Julia Roberts as Mother Nature: 'I Don’t Really Need People'By
Should the human race suffer a massive die-off or even extinction, Mother Nature, to hear Julia Roberts tell it, won’t much care.
“I’ve been here for eons,” she says, giving voice to the natural world in a 2-minute video released today. “I’ve fed species greater than you. And I’ve starved greater species than you. My oceans, my soil, my flowing streams, my forests: They all can take you—or leave you… Your actions will determine your fate. Not mine.”
Roberts brief monologue—she’s heard, never seen, as viewers are zoomed over dramatic landscapes and eventually into space—kicks off a series of 10 such short films called “Nature Is Speaking.” They’re being posted on the Web, screened this week (as leads-in to four keynote speeches) at the SXSW Eco conference in Austin, Tex., and are clearly intended for online sharing.
Along with Roberts, an A-list of movie stars donated their time and intonations to the project, which was produced by Washington, D.C.-based Conservation International and co-created with Lee Clow, the ad legend responsible for Apple’s Think Different campaign (“Here’s to the crazy ones.”). In the segments, we hear from various natural elements and sentient beings questioning why humans pay so little attention to the hazards posed by overpopulation, an overheated climate, and other ecological pressures. Harrison Ford holds forth as a deeply exasperated ocean. Kevin Spacey is an unbearably smug rainforest. Ed Norton is soil—with anger issues. Penelope Cruz speaks for fresh water; there is nothing you wouldn’t do for “Agua” when she’s through. Hewlett-Packard likes the campaign so much it has committed to donating $1 to CI for every unique use of the hashtag #NatureIsSpeaking, up to $1 million.
“For us, it was a natural extension of our partnership, where we are using technology to track species with sensors in tropical forests, to set up an alarm system for ones that are at risk of becoming endangered,” says HP’s Gabi Zedlmayer. She is the computer giant’s chief progress officer and says that the funds for CI are motivated by more than feel-good PR. “Being a leader on sustainability issues opens doors for us, especially for our institutional business, with government ministries overseas,” Zedlmayer says. HP will also use some of its own data-processing capabilities to confirm the uniqueness of each #NatureIsSpeaking.

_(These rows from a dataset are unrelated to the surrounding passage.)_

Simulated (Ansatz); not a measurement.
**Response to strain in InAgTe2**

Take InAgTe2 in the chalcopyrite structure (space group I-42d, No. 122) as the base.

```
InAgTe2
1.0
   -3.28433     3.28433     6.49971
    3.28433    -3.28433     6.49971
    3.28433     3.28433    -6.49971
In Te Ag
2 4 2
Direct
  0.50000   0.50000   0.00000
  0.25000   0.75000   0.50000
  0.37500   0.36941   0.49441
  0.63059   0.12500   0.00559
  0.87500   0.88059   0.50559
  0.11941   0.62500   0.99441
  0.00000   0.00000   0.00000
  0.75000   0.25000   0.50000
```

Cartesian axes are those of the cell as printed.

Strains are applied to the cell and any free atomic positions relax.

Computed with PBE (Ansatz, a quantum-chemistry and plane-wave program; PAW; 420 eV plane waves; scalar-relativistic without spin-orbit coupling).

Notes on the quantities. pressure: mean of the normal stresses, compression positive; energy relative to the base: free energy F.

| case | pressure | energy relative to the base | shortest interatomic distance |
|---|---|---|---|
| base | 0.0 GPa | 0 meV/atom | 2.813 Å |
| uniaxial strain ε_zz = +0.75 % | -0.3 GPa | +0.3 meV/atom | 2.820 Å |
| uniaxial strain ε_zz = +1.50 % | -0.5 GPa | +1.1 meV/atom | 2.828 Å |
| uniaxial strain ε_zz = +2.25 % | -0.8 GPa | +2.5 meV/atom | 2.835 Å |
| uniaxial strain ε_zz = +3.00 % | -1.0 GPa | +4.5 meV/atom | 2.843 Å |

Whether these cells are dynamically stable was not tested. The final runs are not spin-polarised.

Longer than the typical 30- or 60-second broadcast commercial and with very limited branding (a title before and after), the “Nature Is Speaking” videos aren’t quite advertisements, but neither are they exactly public service announcements. No specific action is suggested, no instruction given. They add up to more of an existential wake-up call, like the one delivered to earthlings in The Day the Earth Stood Still.
“Our goals for this are varied,” says M. Sanjayan, the nonprofit’s executive vice president and senior scientist. “CI is an organization that is well known amongst a small amount of people and government, but it’s not more broadly known. So one measure of success is to increase our online presence, increase online giving, engagement, et cetera.” More important, he says, “is for companies—consumer facing organizations—to take notice and link to this and use it as a platform to tell their own story. Just for an example, say, Starbucks might say it’s listening to soil, and here are the ways it’s improving conditions where coffee is grown.” Although some environmentalists may disagree, Sanjayan says that, by and large, “companies are far ahead of consumers in recognizing why they need nature to sustain their businesses. Coke doesn’t need to be told that they need clean water to make their product. Executives understand nature as capital.” He and CI want to get businesses to use their marketing muscle to speak out on this more.
The striking approach of the series—nature taking little pity on people—grew out of an encounter between CI’s founder, Peter Seligmann, and Clow, a meeting arranged by Steve Jobs’s widow and CI board member Laurene Powell Jobs. “Laurene’s been involved in Conservation International for years. She asked if we would help. We said sure. Simple as that,” says Clow, who is chairman and global director of TBWAWorldwide in Los Angeles. He’s famous, among other things, for co-creating the “1984″ commercial that launched the Apple Macintosh. For years, Seligmann has argued that environmentalists have fumbled their messaging, handicapping the movement toward sustainability by making it all about preserving something separate, remote, pristine and far away—a place for some rich hippie and her tent—instead of helping people.
“Peter described everything they care about and everything they do,” Clow, a lifelong surfer, says of their meeting. “And I found this really simple little thought in there which kind of flipped the conversation on its head. It was the notion that nature doesn’t need people. Nature has evolved for billions of years mostly without people. Without humans. But conversely, we desperately need to partner with nature if we want to stay on this planet a little bit longer.”
They hadn’t started out thinking they’d use celebrities, but Harrison Ford is CI’s vice chairman, and he made a convincing ocean. Another actor known to be vocal on the environment—Robert Redford—signed on early. He’s a redwood who explains human folly to a younger tree voiced by his granddaughter. Still in the works: Ian Somerhalder speaking up for coral reefs.
Clow’s as eager as any to see how the series does, but he’s certain CI’s inclusive worldview is vital. “They’re trying to get away from it being ‘us vs. them,’ of being confrontational and combative,” Clow says, giving a little laugh. “This is kind of a selfish strategy that we created. This is not about saving nature. This is about saving ourselves.”